I intend to (legally) pay no income tax in retirement. Zero.
Standard deduction for mfj is 12.6k of tax free income.
Personal exemptions 4k each for you, spouse, and each child including college students. Another 16k of tax free income for a family of four.
Plus 1k child tax credits per child. Credit, not deduction.
LTCG are tax free if you show under about 75k in taxable income. All contributions to taxable investment accounts come out tax free. All Roth money comes out tax free.
Between these options, rental property depreciation, and the American opportunity and lifetime learning credits, I expect to keep my Roth ira pipeline funded at zero percent taxes due.
I'll still be stuck with sales tax, gas tax, and property tax.
You may pay zero fed income tax, but I suspect the trade-off will be paying college tuition. College kids can be your dependent, if you pay more than 50% of their support. I have found that if they live on campus (pay inflated living costs) and have scholarships and loans, they are effectively supporting themselves, in the eyes of the IRS at least. No dependent for you, no AOG for you, they claim it (after also claiming taxable scholarships as income).
The Roth pipeline is an excellent tool, but it is counterproductive from a FAFSA POV - it increases your income, lowering aid. I've been crunching the numbers for a while, you can optimize only one or the other, not both, it seems.
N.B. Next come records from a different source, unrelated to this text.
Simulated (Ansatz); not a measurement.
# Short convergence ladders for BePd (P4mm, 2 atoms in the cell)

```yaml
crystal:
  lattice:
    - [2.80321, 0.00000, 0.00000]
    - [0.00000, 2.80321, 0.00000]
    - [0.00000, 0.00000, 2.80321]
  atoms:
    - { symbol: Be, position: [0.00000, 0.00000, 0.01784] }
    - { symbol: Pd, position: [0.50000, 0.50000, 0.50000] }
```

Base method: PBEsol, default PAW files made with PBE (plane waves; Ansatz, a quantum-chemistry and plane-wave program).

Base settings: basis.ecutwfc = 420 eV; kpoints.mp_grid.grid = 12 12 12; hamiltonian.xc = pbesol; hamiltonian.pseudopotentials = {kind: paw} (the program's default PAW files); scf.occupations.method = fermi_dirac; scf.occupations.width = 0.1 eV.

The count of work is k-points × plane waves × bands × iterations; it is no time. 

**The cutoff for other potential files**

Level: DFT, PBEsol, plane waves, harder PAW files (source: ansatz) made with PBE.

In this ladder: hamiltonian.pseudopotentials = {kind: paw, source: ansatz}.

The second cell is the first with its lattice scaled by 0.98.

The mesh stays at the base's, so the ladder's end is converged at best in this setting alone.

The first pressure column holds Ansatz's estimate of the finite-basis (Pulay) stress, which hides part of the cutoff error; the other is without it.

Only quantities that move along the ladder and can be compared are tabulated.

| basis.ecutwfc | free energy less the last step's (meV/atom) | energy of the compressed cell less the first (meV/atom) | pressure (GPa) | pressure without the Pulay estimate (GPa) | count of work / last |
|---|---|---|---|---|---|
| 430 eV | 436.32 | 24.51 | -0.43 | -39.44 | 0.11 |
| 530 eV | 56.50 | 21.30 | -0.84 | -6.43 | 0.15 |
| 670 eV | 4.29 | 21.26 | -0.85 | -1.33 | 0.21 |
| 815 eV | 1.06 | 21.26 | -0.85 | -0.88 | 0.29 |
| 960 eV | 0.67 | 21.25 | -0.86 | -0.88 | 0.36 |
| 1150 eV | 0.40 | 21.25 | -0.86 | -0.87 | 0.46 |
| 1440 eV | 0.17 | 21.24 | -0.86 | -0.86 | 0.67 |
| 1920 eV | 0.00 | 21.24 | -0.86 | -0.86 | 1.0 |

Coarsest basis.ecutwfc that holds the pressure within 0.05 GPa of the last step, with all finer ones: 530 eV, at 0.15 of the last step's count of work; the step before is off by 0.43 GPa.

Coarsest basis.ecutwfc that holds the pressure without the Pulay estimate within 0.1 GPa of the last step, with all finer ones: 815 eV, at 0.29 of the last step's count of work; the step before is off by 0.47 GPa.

The CTC is also excellent, especially when your state partially matches it, like mine does. However, it ends at age 16. How old are your kids? When they are little, that seems far off, but it comes sooner than you think. I'm down to only one under 16 now, of five kids. We've had 5 figure refunds (funding our Roth IRAs), but my projections for FIRE/empty nest might have us paying taxes, definitely state taxes.
Just pointing out that you have to project based on future circumstances, too. You will not be a family of four forever.